(Bloomberg) -- Xiaomi Corp. is deepening local sourcing in India, where the Chinese smartphone company seeks to regain market share it lost amid heightened regulatory scrutiny and stiff competition.
Xiaomi contracted homegrown Optiemus Electronics Ltd. to make its bluetooth neckband earphones — the first time an Indian supplier will make an audio product for the Beijing-based tech giant, Muralikrishnan B, president of Xiaomi India, said in an interview.
“This marks our entry into a whole new set of categories,” Muralikrishnan said late last week at an Optiemus factory in the Noida suburb of Indian capital New Delhi. “We see this as a milestone, as further proof of our commitment to making in India.”
Xiaomi led India’s smartphone market for years, but allegations of money laundering and increased state scrutiny contributed to a decline of more than 20% in its shipments in the country last year, according to research firm Counterpoint. It ranked third in the last quarter of 2022, also hurt by tough competition, component shortages and an excessively wide product portfolio that confused customers and retailers.
South Korean rival Samsung Electronics Co. beat Xiaomi to the top spot in the period, and has since reinforced its manufacturing push in India by locally building its fold and flip smartphones as well as its latest Galaxy S23 flagship.
Xiaomi is now betting on the growing demand for smart TVs, bluetooth earphones and other accessories to boost revenue in the country.
Previously, Xiaomi and some of its Chinese rivals were hesitant to make earphones and smartwatches in India as it was easier to import these products from China to a market where demand was still budding. But as Indian state agencies’ crackdown on Chinese firms intensified, they’ve rushed to explore manufacturing alliances with local companies, possibly to win New Delhi’s favor.

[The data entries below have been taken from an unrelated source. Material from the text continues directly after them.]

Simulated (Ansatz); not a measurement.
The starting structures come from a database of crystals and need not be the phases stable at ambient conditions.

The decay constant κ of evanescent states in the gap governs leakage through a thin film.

Helping local companies such as Optiemus, Lava International Ltd. and Dixon Technologies India Ltd. to become global players is a key goal in Prime Minister Narendra Modi’s drive to make India an export hub.
“The Xiaomi partnership reflects the steady rise of homegrown companies, which are capable of feeding not just India’s demand but can also export to the global market,” said Nitesh Gupta, a director at Optiemus, which also counts Apple Inc.’s Taiwanese supplier Wistron Corp. as a strategic partner.
Indian smartphone maker Lava is in advanced talks with China’s Huaqin Technology Co. to create an electronics manufacturing venture that would aim to win contracts from US and Chinese customers, Bloomberg News reported in October.